I spent the weekend moving most of my personal services off the cloud and onto a box in the cupboard under the stairs, and I want to write down why before the satisfaction wears off and I forget that it was also a bit of a faff.
The honest trigger was the monthly bill. Not that it was large, it was about thirty quid across a couple of small VMs, some object storage and a managed database I barely used. Thirty quid is nothing. But thirty quid for things that idle at two percent CPU, serving an audience of approximately me, started to feel like paying rent on a warehouse to store a single box of books. The hardware to run all of it sits at home, already on, already paid for.
what actually moved
I made a list first, because the worst version of this project is the one where you migrate everything in a heroic weekend and then discover three months later that the thing keeping your domain's DNS alive was also in the cupboard during the power cut.
What came home:
- A personal Git server (Gitea), which is happier on a fast local disk anyway.
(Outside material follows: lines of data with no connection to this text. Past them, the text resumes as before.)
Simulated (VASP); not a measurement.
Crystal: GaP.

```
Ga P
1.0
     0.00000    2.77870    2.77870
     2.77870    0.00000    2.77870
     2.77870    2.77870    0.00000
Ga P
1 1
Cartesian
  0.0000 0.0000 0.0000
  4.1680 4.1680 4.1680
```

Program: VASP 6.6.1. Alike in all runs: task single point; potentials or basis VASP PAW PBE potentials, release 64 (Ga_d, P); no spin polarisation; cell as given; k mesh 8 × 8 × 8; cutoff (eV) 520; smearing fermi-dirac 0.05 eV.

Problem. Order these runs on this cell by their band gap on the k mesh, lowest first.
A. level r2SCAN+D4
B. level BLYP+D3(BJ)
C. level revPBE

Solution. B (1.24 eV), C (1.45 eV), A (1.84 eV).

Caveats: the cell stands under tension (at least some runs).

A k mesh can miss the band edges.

- A Nextcloud instance for files and calendar, which was the main storage cost.
- A handful of small internal tools and dashboards that only ever needed to be reachable from the house.
- The media library, which was always a slightly absurd thing to be paying egress on.
What stayed in the cloud, deliberately:
- DNS. It lives at a provider whose entire job is to be up when my house is not.
- Off-site backups. The whole point of off-site is that it is not in the same building as the thing it is backing up.
- This blog and anything else that needs to survive my home internet having a wobble.
That split is the actual lesson. "Self-host everything" is a slogan, not a plan. The right question per service is: who needs to reach it, and what happens when the house loses power or the broadband drops? If the answer is "only me, and nothing important breaks", it comes home. If the answer involves the public or involves recovering from a disaster, it stays rented.
the box and the boring bits
The host is nothing exotic: a small tower with a six-core CPU I bought second-hand, 32 GB of RAM, a pair of SSDs mirrored with ZFS for the things that matter, and a couple of big spinning disks for media where I care more about capacity than speed. Everything runs in Docker, behind a single reverse proxy doing TLS termination with certificates from Let's Encrypt via DNS challenge, so I never have to expose port 80 to anything.
The genuinely fiddly parts were the ones nobody puts in the blog posts:
- Backups, properly. Before I moved a single byte, I set up restic pushing nightly snapshots to cheap cloud object storage. The cloud was keeping my data safe almost for free when it was the cloud's job. Moving the data home means that safety net is now my job, and a homelab without off-site backups is just an elaborate way to lose your photos.
- UPS. The box is on a small uninterruptible power supply with a USB cable into the host, so a brief cut doesn't corrupt the ZFS pool mid-write. It also signals a clean shutdown if the battery runs low. This cost less than two months of the cloud bill it replaced.
- Dynamic DNS for the few things still reachable from outside. My home IP is not static, so a tiny cron job updates an A record when it changes. Crude, reliable.
was it worth it
A weekend of work, plus the ongoing cost of being my own ops team. When the Nextcloud upgrade goes sideways at eleven on a Tuesday, there is no support queue, there is just me and a backup I had better hope I tested.
But the file sync is now genuinely instant on the local network, the bill has dropped to a few pounds for the bits I sensibly left in the cloud, and there is a quiet pleasure in knowing exactly where my data physically is. Given everyone is at home and leaning on their home setups more than ever right now, the timing felt right.
The thing I'll keep reminding myself: the cloud was not the enemy. It was doing several jobs well, and I'm only bringing home the ones where I genuinely don't need someone else's datacentre. The trick is being honest about which jobs those are.